Comments (11)
I don't think we should disable discountOverlaps:
The reason is that there are too many commonly-used tokenfilters adding synonyms or similar and they will bias document lengths. I've done measurements here, and that's why i originally proposed enabling it by default (the option was there, but was disabled by default).
average document length will never be exact either (due to deleted documents and many other reasons). norm is inexact since its a single byte too. Ultimately this average is just a pivot, it doesn't need to be pedantically correct. and we shouldn't make relevance worse for no good reason.
if you have a different/special use-case, you can disable discountOverlaps yourself, that's why the option is there.
[Legacy Jira: Robert Muir (@rmuir) on Oct 19 2017]
from stargazers-migration-test.
+1 for keeping the existing behavior of true. It definitely struck me as weird too, but for many indexes flipping the default would result in markedly worse behavior. Rather than disabling discount overlaps, maybe the more ideal behavior would be making the average document length equal to the total number of positions across the collection divided by the number of documents? That way we'd be comparing position length to average position length? However, I haven't looked into the feasibility or expense of doing that. If we were able to do that, discountOverlaps could move to something like countPositions vs countFrequencies.
[Legacy Jira: Timothy M. Rodriguez on Oct 19 2017]
from stargazers-migration-test.
My point is that defaults are for typical use-cases, and the default of discountOverlaps meets that goal. It results in better (measured) performance for many tokenfilters that are commonly used such as common-grams, WDF, synonyms, etc. I ran these tests before proposing the default, it was not done flying blind.
You can still turn it off if you have an atypical use case.
I don't think we need to modify the current computation based on sumTotalTermFreq/docCount without relevance measurements (multiple datasets) indicating that it improves default/common use cases in statistically significant ways. Index statistics are expensive and we should keep things simple and minimal.
Counting positions would be this entirely different thing, and mixes in more differences that all need to be measured. For example it means that stopwords which were removed now count against document's length where they don't do that today.
[Legacy Jira: Robert Muir (@rmuir) on Oct 19 2017]
from stargazers-migration-test.
Makes sense, agreed on both points.
[Legacy Jira: Timothy M. Rodriguez on Oct 19 2017]
from stargazers-migration-test.
and just to iterate a bit more on why position count can be a can of worms: It means lucene would behave differently/inconsistently depending on language in many cases (or even different minor encoding differences). Some languages may inflect a word to make it plural, and a stemmer strips it. Otherwise might use a postposition that gets remove by the stopfilter, etc.

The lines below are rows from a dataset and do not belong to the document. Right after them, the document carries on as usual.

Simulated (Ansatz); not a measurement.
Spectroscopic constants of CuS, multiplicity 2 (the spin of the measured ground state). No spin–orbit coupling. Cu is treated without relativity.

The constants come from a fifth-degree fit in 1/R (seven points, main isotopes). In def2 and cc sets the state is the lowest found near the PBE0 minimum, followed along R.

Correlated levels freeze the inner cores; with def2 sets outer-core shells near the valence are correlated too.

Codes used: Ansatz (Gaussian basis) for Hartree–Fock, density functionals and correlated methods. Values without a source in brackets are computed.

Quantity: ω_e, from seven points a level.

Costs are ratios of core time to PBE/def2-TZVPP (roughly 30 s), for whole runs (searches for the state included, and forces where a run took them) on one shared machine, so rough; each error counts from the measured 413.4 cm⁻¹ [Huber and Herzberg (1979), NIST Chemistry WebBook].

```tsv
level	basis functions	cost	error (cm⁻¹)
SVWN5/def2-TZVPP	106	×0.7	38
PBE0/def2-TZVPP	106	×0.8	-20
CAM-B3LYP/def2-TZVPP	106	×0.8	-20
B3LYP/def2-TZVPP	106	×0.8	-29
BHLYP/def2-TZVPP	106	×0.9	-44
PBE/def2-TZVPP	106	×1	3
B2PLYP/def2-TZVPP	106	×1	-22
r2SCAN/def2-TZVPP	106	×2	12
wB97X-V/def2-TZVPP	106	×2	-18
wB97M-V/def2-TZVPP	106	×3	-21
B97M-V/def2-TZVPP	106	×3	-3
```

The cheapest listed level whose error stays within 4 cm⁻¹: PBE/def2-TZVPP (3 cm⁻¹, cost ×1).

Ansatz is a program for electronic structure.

Today this is all consistent either way since neither suffixes stripped by stemmers, nor stopwords, nor artificial synonyms count towards the length. So we measure length based on the "important content" according to the user's selected analyzer.
The avg document length calculation is just an approximation for a pivot value, and that same pivot is used for all documents. Because of that, I don't think there will be huge wins in trying to be pedantic about how its exact value is computed. It will never be exact since individual document's lengths are truncated to a single byte and the average wouldn't reflect such truncation. Nevertheless its a protected method so you can override the implementation if you don't trust it works and want to do something different.
[Legacy Jira: Robert Muir (@rmuir) on Oct 19 2017]
from stargazers-migration-test.
My point is that defaults are for typical use-cases, and the default of discountOverlaps meets that goal. It results in better (measured) performance for many tokenfilters that are commonly used such as common-grams, WDF, synonyms, etc. I ran these tests before proposing the default, it was not done flying blind.
Understood. I have not experienced any problems with the current default and I have the option to set discountOverlaps to false. Therefore it's ok for me if the ticket gets closed.
I only think about this out of "scientific" curiosity in the context of relevance tuning.
What benchmarks have you used for measuring performance?
Is your opinion based on tests with Lucene Classic Similarity (it also uses discountOverlaps = true) or also on tests with BM25.
Have you any idea / explanation why relevancy is better using discountOverlaps = true. My naive guess would be that since stopwords or synonyms are either used on all documents or on none and therefore it should not make much difference whether we count overlaps or not. Is the explanation that for some documents many stopwords / synonyms / WDF splits are used and for others not (for the same field). Another possible explanation would be that some fields have synonyms and others have not. That would punish fields with synonyms compared to others since their length is greater (in Classic Similarity with discountOverlaps = false), but in BM25 it should not have this effect since BM25 uses relative lenght for scoring and not abolute length like Classic Similarity.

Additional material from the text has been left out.